The top ten CD's I play the most...this probably shifts and changes now and again...But here our the albums I come up with the most (in no particular order):
1)PROVIDENCE, the score from the movie by the great, great Miklos Rozsa, my favourite composer.
2)HAINES HIS WAYS...I find Guy Haines a much better singer than that pale imitator Guy Haynes
3) GORDON MACRAE, THE BEST OF THE CAPITAL YEARS...pity, Gordo didn't do more albums like this...a fine I'll Remember April and Indian Summer.
4) JOHNNY HARTMAN, THE VOICE THAT IS!...This album probably gets played more than any other I have...It may be my favourite. Nothing better for a summer sunset, sitting on the balcony with a glass of good wine, gazing out over the canyon.
5)VIC DAMONE: THE COMPLETE COLUMBIA SINGLES COLLECTION...But just disc 2, starting about cut 3...there are few things smoother than this going down...Sinatra may be right when he said Damone had "the best pipes in the business."
6)JUDY KAYE: WHERE, OH WHERE, RARE SONGS OF THE THEATRE. Just a piano and Kaye's pure voice and precise diction. Windflowers is maybe one of my favourite top five songs of all time. It breaks my heart as does I Wish It So.
7)BROOK BENTON: FORTY GREATEST HITS...I have lot of Brook Benton, but this is the most comprehensive, with all his major hits including those two great ones with Dinah Washington, Rockin' Good Way and Baby, You've Got What It Takes...It's got some undistinguished crap on it too, but also some nice surprises like A House Is Not A Home and A Walk On The Wild Side.
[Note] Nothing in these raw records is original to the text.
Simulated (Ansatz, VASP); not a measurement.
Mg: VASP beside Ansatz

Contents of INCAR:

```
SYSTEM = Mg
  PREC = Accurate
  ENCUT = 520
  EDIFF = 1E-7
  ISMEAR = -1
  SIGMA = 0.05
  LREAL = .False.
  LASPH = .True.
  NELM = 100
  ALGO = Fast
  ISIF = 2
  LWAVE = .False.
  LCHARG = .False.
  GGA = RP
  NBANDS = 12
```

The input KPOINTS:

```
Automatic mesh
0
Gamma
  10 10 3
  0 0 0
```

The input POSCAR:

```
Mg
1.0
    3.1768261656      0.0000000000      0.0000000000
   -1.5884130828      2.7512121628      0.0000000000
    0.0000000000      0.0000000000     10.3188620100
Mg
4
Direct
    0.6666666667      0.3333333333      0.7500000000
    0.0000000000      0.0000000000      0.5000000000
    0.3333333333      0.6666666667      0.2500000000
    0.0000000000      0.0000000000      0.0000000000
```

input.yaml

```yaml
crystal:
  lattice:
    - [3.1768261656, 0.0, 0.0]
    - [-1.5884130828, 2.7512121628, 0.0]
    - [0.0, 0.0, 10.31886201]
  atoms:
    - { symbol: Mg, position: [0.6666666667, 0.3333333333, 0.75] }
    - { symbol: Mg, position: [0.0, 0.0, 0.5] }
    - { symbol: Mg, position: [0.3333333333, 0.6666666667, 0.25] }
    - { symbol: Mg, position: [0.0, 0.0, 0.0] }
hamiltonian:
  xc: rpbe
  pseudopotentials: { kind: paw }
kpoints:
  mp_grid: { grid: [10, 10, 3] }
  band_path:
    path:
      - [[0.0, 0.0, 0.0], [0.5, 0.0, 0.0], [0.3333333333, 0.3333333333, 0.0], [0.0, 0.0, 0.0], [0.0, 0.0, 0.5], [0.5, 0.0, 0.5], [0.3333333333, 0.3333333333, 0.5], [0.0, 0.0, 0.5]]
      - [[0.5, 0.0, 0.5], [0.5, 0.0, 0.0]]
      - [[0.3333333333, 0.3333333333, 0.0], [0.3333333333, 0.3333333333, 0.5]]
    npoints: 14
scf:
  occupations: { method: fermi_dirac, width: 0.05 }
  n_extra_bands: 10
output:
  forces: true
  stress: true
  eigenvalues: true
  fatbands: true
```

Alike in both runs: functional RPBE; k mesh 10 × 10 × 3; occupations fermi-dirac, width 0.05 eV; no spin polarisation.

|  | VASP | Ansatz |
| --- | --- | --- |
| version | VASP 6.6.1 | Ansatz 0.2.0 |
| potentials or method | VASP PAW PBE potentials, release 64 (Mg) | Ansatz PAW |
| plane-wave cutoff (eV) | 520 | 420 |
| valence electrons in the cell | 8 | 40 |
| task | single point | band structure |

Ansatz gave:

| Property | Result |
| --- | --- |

BUDDY CLARK: FOR YOU ALONE...One of my favourite baritones. Great versions of Haunted Heart and Rhode Island Is Famous For You.
9) GLENN YARBOROUGH: THE LONELY THINGS...All Rod McKuen Songs. Love Yarborough's distinctive voice and this album, first bought as a record when I was in college, still evokes for me those youthful days of Byronic passion and possibilities; wild yearning and tortured angst.
10) JOHNNY HARTMAN: THIS ONE'S FOR TEDI...if only to hear his brilliantly, heartbreaking rendition of another of my top five songs, THE BALLAD OF THE SAD YOUNG MEN. His rendition made it one of my top five.
There are other albums and artists who gets lots of play here that didn't make the cut. Early Sinatra, Dick Haymes, Leslie "Hutch" Hutchinson, Helen Merrill, Rosemary Clooney, and Bobby Short. More Damone, Benton, Hartman. Rozsa violin concertos and scores, Goldsmith's score to Legend and Steiner, Korngold, Vaugh Williams, Ravel, etc. Like Elmore, my most frequently played musical is probably Boys From Syracuse.
The most frequently played stuff are actually probably compilation tapes I've made of show tunes (movies and stage), standards, rock and roll, and cowboy music.